At more than 6,100, hate crimes across the country are on the rise, up from about 5,800 in 2015.
The FBI released 2016’s report this week after analyzing data from more than 15,000 law enforcement agencies.
The report shows an increase in incidents motivated by religious bias, second to race, ethnicity and ancestry bias.
“These biases have been around for decades, centuries, and so, when they hear them, I think it sort of stings,” said Rev. Dr. Carol Flett, member, Montgomery County’s Faith Community Advisory Council. “People are just being targeted as part of a group, as if that group is something that should be removed.”
More than half of religious-biased offenses were anti-Jewish.
“I’ve talked with some Jewish women, specifically, who said they’ve never before felt frightened to live in this country,” Flett said.
“There’s a sense of insecurity,” said Rabbi Batya Blazer, member, Montgomery County’s Faith Community Advisory Council. “There’s a sense that we need to be vigilant. People don’t feel entirely safe.”
The local level largely mirrors national statistics.

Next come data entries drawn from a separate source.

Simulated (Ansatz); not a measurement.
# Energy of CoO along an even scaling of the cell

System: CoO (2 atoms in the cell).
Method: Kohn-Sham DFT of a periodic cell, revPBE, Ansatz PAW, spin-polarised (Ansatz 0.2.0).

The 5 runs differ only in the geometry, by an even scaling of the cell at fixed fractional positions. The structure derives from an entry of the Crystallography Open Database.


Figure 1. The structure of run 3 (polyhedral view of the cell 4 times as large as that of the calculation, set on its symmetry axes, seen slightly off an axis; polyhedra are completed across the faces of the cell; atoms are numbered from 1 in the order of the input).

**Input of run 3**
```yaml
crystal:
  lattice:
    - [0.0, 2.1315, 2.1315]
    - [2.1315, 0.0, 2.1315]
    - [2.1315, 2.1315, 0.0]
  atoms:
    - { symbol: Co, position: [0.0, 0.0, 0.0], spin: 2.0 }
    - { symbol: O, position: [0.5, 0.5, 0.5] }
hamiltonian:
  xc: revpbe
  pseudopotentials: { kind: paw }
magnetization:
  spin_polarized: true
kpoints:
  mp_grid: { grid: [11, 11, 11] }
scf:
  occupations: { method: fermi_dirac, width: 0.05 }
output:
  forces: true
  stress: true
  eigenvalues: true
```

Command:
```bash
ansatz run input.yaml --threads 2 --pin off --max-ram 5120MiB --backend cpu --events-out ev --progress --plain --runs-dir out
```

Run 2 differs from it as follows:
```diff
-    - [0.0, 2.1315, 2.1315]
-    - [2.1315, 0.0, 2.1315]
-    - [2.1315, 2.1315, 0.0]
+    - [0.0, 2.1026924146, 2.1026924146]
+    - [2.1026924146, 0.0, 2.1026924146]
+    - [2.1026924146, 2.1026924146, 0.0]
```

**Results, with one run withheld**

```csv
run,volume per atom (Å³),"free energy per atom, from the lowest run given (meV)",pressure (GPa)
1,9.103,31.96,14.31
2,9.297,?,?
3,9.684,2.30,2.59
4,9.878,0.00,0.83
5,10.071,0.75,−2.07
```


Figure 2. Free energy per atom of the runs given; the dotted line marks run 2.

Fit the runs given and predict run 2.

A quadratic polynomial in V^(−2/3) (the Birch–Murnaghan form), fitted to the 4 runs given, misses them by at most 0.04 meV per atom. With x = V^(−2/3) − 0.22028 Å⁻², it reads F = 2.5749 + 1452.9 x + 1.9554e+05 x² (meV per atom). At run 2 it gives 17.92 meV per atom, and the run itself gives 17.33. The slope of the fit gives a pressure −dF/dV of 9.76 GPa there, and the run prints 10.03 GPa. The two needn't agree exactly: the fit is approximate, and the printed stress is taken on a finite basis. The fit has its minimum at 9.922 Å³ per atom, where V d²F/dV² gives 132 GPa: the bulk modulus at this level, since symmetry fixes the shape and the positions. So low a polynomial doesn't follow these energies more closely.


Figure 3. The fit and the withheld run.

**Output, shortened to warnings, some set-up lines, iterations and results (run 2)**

Of Montgomery County’s 94 bias-related incidents in 2016, 46 were motivated by race and ethnicity and 38 by religion.
It is important to note that not all of these incidents qualified as hate crimes.
But regardless, police said on the local and national level, these numbers can only say so much.
“The hardest part investigating these cases is a lot of times we have no suspect information to go on,” said Officer Rick Goodale, Montgomery County Police Department. “A lot of times, there will be flyers left at mailboxes [and] flyers posted on doors.”
Law enforcement and fire and rescue officials meet with the community several times a year at the newly-branded, Multicultural Dialogues Against Bias.
Organized by the Faith Community Working Group, the meetings aim to establish trust across career fields and faith groups.